June 12, 2017 2:50 pm JST

7-Eleven heads to Okinawa to expand its reach in Asia

Island to be 'transportation hub' for promoting Seven Premium brand regionally

TSUBASA SURUGA, Nikkei staff writer

Okinawa's late-night air traffic and customs services enable next-day delivery between Japan and major Asian cities.

TOKYO -- Seven-Eleven Japan is finally setting up shop in Okinawa, the only Japanese prefecture where it has yet to open an outlet. The convenience store operator plans to use the southern island as a stepping stone for expanding sales of its in-house brand across Asia, where demand for Japanese food and snacks is growing.

On Friday, Seven-Eleven Japan announced it will enter Okinawa in 2019 and open around 250 outlets there over the following five years, mainly in Naha, the capital.

While the company is keen to boost domestic business, Okinawa's proximity to foreign markets also proved an attractive draw for Japan's largest convenience store operator. President Kazuyuki Furuya said the company plans to use the prefecture as a "transportation hub" for expanding sales of its Seven Premium brand.

"Asia is full of attractive markets, including China," Furuya added.

Okinawa has traditionally not been an ideal location for the company's so-called area-dominant strategy, which involves concentrating stores in specific areas to rapidly raise brand recognition and reduce transportation costs.

The company also needed a factory within the prefecture to get food onto store shelves more efficiently. With prospective local partners lined up, however, the operator now plans to open a factory and distribution center as soon as possible.

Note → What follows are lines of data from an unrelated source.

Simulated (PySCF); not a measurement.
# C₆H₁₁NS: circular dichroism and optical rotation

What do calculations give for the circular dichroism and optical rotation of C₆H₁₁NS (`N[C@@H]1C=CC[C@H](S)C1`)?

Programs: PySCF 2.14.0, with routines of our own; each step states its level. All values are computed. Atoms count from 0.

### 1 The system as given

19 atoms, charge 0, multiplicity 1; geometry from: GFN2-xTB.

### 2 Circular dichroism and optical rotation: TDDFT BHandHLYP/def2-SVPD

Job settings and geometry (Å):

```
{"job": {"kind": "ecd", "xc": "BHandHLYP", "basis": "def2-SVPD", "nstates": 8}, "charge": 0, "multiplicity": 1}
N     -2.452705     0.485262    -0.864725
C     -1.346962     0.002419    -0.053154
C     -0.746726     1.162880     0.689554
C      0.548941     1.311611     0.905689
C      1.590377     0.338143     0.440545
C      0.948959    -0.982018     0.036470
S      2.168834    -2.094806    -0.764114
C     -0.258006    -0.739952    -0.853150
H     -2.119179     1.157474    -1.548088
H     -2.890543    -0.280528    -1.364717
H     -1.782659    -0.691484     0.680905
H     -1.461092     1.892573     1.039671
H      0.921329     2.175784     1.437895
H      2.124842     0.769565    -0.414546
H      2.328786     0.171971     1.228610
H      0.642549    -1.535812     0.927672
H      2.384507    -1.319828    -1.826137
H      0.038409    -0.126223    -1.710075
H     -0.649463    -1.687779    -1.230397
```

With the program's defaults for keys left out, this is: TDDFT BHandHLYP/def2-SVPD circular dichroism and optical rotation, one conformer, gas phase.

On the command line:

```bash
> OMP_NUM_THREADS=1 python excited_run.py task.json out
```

With local partners, rival convenience store operators FamilyMart and Lawson already have outlets in Okinawa -- around 300 and 200, respectively. Seven-Eleven Japan will establish its first 100% subsidiary this year in the prefecture to better cater to local needs.

Making a name for itself

Launched in 2007, the Seven Premium brand now has over 3,600 items, ranging from snacks and ready-made meals to fresh meat and vegetables. By fiscal 2019, the company plans to increase the number to 4,200 items, with a revenue target of 1.5 trillion yen ($13.6 billion), up 30% from fiscal 2016.

Though the details are still being worked out, Seven-Eleven Japan plans to use a cargo hub in Okinawa operated by All Nippon Airways. "Okinawa's ideal location would allow us to efficiently deploy our Seven Premium brand to Asian markets," a company spokesman told the Nikkei Asian Review.

There were 14,500 7-Eleven stores across Southeast Asia as of the end of March, mainly franchises licensed by Seven-Eleven Japan's U.S.-based subsidiary 7-Eleven Inc. Including China, South Korea and Taiwan, the number of 7-Eleven stores in Asia comes to over 30,000, close to half of the global total.

Okinawa is closer than Tokyo to a number of major Asian cities: Taipei, Seoul, Bangkok and Singapore are all within five hours or so. This has allowed ANA Cargo's air freight network to offer next-day parcel delivery from Japan to these cities. Products are first brought from around the country to Haneda Airport in Tokyo and then to Naha, which permits late-night air traffic and runs customs services around the clock.

Seven-Eleven Japan is eager to fill the appetites of its Asian fans. The company started trial sales of its in-house brand at over 350 stores in Singapore last year, and at around 290 stores in Beijing this year. It plans to increase that number to 2,000 stores in total.

While these trials have has been limited to around 20 items, mostly snacks, Seven-Eleven Japan plans to roll out its Seven Premium brand at its first Vietnamese store in Ho Chi Minh, set to open on Thursday. The company aims to open 20 stores this year and 100 by 2019.